The legislators approved a new funding formula late last month, along with an appropriations bill that will boost state aid to schools by $110 million in the 1998-1999 school year to $573 million. Nebraska currently pays about 40 percent of public schools costs. With the new money, that proportion will rise to roughly half.

After weeks of speculation about a veto, Gov. Ben Nelson, a Democrat, signed the bill into law June 3. He called the law “a compromise” that might need future adjustment.

Lawmakers said change was necessary to compensate for a projected $200 million loss in property taxes because of a tax-relief and -equalization law the legislature passed last year. That law caps property taxes, which provide the local revenue for schools, at $1.10 per $100 of assessed value starting July 1, 1998. Two years later, the limit drops to $1. School districts are allowed to override the limit, but only with a majority vote in a local referendum.

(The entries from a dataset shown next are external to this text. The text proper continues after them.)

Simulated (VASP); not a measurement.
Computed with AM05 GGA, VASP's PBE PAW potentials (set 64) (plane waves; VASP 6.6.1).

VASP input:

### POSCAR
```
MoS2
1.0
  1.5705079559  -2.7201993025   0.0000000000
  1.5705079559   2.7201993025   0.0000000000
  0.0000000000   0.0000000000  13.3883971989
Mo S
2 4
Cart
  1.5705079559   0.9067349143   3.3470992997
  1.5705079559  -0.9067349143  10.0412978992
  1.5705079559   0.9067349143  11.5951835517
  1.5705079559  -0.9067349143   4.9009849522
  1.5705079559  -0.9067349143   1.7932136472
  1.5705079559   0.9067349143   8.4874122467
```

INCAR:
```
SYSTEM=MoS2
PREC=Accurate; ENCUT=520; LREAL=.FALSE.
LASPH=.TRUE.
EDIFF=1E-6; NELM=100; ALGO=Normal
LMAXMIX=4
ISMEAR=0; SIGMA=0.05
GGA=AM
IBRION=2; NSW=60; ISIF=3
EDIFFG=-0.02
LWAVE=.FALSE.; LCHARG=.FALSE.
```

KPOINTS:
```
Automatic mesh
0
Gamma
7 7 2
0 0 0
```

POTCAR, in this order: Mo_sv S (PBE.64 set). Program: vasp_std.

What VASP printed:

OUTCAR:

“I’m very satisfied,” said Sen. Ardyce L. Bohlke, who chairs the education committee and led the fight for the bill. Ms. Bohlke, like all of her colleagues in Nebraska’s single-chamber legislature, is an Independent. “I wanted to make sure the schools with the greatest needs received the correct proportion of state aid,” she said.

The formula-overhaul bill, which passed the legislature by a veto-proof majority of 36-13, stirred most of the controversy. Like the existing aid formula, it makes allotments for special education and transportation costs. But the new formula for the first time provides more money to districts with poor students and those who do not speak English as a first language.

In addition, it sets base per-pupil funding in a new way, replacing multiple tiers based roughly on school enrollments with three categories related to population density. Under the scheme, school systems serving areas that meet the definition of “very sparse"--having, among other characteristics, fewer than one pupil for every two square miles--get larger per-pupil allotments from the state. Finally, the formula penalizes districts that don’t levy at least 90 percent of the property-tax maximum.

Promoting Consolidation

Proponents of the bill said it rewards efficiency by holding some smaller schools to the same per-pupil spending allotment as their larger counterparts. The higher costs of running small schools should be recognized by the state only when school size is determined by population scarcity, the backers contended.

But opponents railed against what they saw as forced school consolidations, a dirty word in many Nebraska towns. Arguing that small schools are often more successful, critics also said the formula should take outcomes into account. “The emphasis was on cost per student. ... I felt we needed to look at the entire picture,” said Sen. Elaine Stuhr, who represents a rural area about 70 miles west of Lincoln and voted against the formula bill.

“People don’t want to say it’s a large school-small school conflict,” she added, “but in a sense, it is.”

Sen. William R. “Bob” Wickersham said he voted for the bill as the best alternative this year to creating havoc statewide, but “I’m not happy with it.” Mr. Wickersham, who represents a vast, thinly populated legislative district in the state’s northwest corner, said the bill was put together too hurriedly.

Superintendent John Erickson of Verdigre said his 250-student system in the state’s rural northeast is likely to lose about $185,000 in state aid next year. While people talk about consolidation, he said, “if you dig deeper, you are talking about destroying communities and families” because a school is often the soul of a town. Besides, he added, “we’ve looked at consolidation; it won’t save money.”